Virginian-Pilot


DATE: Thursday, June 19, 1997               TAG: 9706190568

SECTION: LOCAL                   PAGE: B1   EDITION: NORTH CAROLINA 

SOURCE: BY JEFFREY S. HAMPTON, STAFF WRITER 

DATELINE: TULLS CREEK                       LENGTH:   50 lines




VANDALS DESTROY $100,000 WORTH OF PHONE ELECTRONICS

Currituck County sheriff's deputies are searching for vandals who destroyed $100,000 worth of telephone equipment and knocked out the phone service of 200 people for two days.

Sprint is offering a $500 reward for information that leads to an arrest and conviction.

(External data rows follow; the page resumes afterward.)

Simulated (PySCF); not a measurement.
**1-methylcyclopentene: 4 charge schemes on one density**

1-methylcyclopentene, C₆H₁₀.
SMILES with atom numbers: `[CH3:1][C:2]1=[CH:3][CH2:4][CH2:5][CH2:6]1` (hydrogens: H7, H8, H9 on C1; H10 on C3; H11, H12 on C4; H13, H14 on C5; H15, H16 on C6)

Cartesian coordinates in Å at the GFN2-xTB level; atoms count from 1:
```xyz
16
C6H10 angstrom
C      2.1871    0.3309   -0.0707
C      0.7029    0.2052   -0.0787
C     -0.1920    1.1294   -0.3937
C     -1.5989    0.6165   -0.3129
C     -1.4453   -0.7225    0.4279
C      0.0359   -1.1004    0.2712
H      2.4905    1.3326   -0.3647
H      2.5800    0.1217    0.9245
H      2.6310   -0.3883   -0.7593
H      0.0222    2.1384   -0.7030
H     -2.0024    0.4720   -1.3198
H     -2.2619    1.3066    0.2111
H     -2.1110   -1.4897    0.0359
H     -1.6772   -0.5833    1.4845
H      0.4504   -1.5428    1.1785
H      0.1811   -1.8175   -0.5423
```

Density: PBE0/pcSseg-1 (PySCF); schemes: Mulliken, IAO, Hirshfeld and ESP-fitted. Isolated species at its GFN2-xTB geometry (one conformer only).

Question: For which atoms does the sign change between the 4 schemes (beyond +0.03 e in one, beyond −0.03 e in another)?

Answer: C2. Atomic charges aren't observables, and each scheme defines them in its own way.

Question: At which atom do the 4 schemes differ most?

Investigators believe the vandals fired a shotgun twice about 12:15 a.m. Monday into the electronic innards of telephone equipment housed in a wooden shed across from Tulls Bay Marina on Tulls Creek Road. Telephone service was out in the area until 4:30 p.m. Tuesday.

``The shotgun pellets happened to hit the most sensitive part,'' said George Dudley, manager of external communications with Sprint. Dudley said this is the worst case of destruction to telephone equipment he has seen in 10 years. Dudley, based in Winston-Salem, deals with equipment in 67 of North Carolina's 100 counties.

``I don't ever recall an incident where we've had to repair a concentrator unit,'' he said.

A concentrator normally receives about 200 lines from customers and reduces it to 100 lines which connect to the central office.

``It was a pretty despicable thing to do,'' said Bill Klyver, owner of B&T Outboard Service on Tulls Creek Road. ``The worst thing is if there had been a fire in the colony or somebody had gotten sick, they would've been out of luck.''

Klyver said it killed phone service to his business Monday and Tuesday. He had to use his cellular phone to make contact with suppliers and customers. Klyver repairs boat motors. He said the first two days after a weekend are his busiest times.

``It's hard to say how much business I lost,'' Klyver said. ``Luckily it was no more than two days.''

A central computer system notified Sprint immediately when the unit was destroyed, Dudley said. The part had to be ordered from Nashville, Tenn., he said.

Klyver lives near the 8-foot by 10-foot shed that housed the concentrator.

``My daughter heard the shotgun blast,'' he said.

Investigators determined that the vandals likely stuck the shotgun though an 8-foot chain link fence that surrounded the shed and fired two shots. The two shotgun shells had nine pellets each indicating a large-size shot, said Susan Johnson, spokeswoman for the sheriff's department.

Klyver said the wads from the shotgun shells were still in the wood siding.

There no suspects yet, Johnson said.